South Indian Cuisine with Professor Laurence Kirby

Professor Laurence (Laurie) Kirby at Baruch College has a couple of places in cyberspace, including his faculty bio, his own website and blog, to express his interests. Skimming through their contents, I got my eye caught by the sentence, “What is the relationship between language and reality?” posed in his bio as one of his research questions. Although what was primed in my mind (e.g., “Can the word ‘sad’ fully represent the reality of ‘sadness’?”) seems to be quite different from what he has been studying (the relationship between “the formal ‘language’ of arithmetic and the ‘reality’ of the structure of the natural numbers such as 0,1,2,3, etc.”), finding such a philosophical question in a math faculty bio was highly intriguing.

First of all, thank you for recommending this restaurant for our interview. I was looking around and having a sneak peek of what people are eating. The food looks amazing! This is what I was hoping for because Gramercy (where Baruch College is) is known for a plethora of good Indian restaurants.

You’re welcome. It’s a bit noisy but this place has good food.

Do you like and are you willing to try all kinds of different food?  Reading in your bio that you got your degrees from Cambridge U and Manchester U, I’ve gathered you must be from the UK.

That’s correct, but I was actually born in Hong Kong. My father was Professor of Economics at Hong Kong University. We were there until when I was 12 and then moved back to England.

Hong Kong! Do you think that early experience cultivated your curiosity and interests in different cultures? I read in one of your blog posts about cultural differences in “how people draw a triangle.” It was fascinating.
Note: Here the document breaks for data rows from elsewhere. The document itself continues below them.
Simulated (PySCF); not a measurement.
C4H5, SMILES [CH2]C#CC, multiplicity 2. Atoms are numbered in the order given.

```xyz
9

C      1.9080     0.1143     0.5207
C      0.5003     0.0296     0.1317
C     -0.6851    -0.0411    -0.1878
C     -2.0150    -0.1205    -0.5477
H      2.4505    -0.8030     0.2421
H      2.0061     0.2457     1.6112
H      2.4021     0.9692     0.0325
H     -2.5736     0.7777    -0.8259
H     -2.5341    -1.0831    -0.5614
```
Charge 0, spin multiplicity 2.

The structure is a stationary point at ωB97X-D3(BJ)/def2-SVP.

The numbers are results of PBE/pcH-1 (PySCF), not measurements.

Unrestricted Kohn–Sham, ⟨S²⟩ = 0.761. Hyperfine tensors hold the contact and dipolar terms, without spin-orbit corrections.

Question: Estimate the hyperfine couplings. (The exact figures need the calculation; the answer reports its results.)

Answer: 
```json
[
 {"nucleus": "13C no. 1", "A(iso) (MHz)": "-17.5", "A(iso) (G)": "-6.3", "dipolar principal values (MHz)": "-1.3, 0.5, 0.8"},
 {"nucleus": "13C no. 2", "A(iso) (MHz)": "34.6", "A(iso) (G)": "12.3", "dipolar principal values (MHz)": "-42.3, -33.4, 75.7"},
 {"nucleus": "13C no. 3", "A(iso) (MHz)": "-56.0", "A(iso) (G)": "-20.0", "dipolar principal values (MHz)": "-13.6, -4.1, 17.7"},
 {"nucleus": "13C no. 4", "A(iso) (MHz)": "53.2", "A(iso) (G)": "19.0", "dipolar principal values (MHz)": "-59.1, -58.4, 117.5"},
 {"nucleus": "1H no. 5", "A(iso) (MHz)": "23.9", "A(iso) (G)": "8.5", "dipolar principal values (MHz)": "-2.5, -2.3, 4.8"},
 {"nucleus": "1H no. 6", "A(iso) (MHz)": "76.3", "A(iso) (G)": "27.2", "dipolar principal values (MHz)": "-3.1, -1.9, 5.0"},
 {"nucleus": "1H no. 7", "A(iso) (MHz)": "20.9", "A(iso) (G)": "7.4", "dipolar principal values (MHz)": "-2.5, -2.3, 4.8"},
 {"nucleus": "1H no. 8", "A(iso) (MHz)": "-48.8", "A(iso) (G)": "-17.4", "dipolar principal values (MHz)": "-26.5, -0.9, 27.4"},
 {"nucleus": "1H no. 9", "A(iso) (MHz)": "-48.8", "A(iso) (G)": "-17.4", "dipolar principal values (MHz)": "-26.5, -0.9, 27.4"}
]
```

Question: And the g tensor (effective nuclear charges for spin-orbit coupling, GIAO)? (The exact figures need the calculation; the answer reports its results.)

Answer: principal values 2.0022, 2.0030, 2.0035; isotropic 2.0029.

I think my experience in Hong Kong had a large influence on me. And yes, when told to draw a triangle, most of us will draw an equilateral triangle with the base on the horizontal axis. Eleanor Robson in her article Words and Pictures says that in ancient Mesopotamia, people would draw an elongated triangle with the base on vertical axis.  She argues that even a basic concept like triangle is, in part, culturally determined.

It’s great that a math professor is interested in lots of things other than math also… traveling, eating, literature, and such. You’re also a musician. What instruments do you play?

I play the violin and piano. The violin is my instrument, though. My mother would play the instrument and as a child I really wanted to be able to play it. I had a very strict but good teacher. Now I sometimes play at a local bar/restaurant, and I actually will on this St. Patrick’s Day.

That’s super! By the way, what’s the difference between the violin and the fiddle?

Musicians’ attitude. The instruments are basically the same.

So you’re a fiddler with an attitude?

That’s right!

I can see that what you are have been enormously influenced by your professor father and musician mother. You also had a good violin teacher… How about math teachers?

My math teacher in high school was probably the best teacher I had.

Did she or he influence you a lot in terms of choosing math for your profession?

Not at all (laugh). I always wanted to be a musician!

Okay (laugh)… Going back to your family, you and your wife both play music and you have two sons, who are college students now.  What do your sons want to be when they grow up?

I don’t know, but they both play music. The younger one is a drummer in a heavy metal band (laugh). The other one writes and plays music. He has a good taste for music, too, like the Beatles and…

Timeless! I love them. I have lots of their albums on my iPod.

I actually saw them play! They came to Hong Kong when I was 11.

Wow…

Talking about his plans to visit his family in Manchester and other cities in the UK this summer, he told me that his family there consider him too “Americanized” (he has been with Baruch for 30 years!). To me, he appeared to be a very well-mannered and quiet Englishman, but then again I didn’t get to elicit his persona as a fiddler. I may need to go see him play music sometime.

(This interview was conducted on March 15, 2012, right before St. Patrick’s Day.)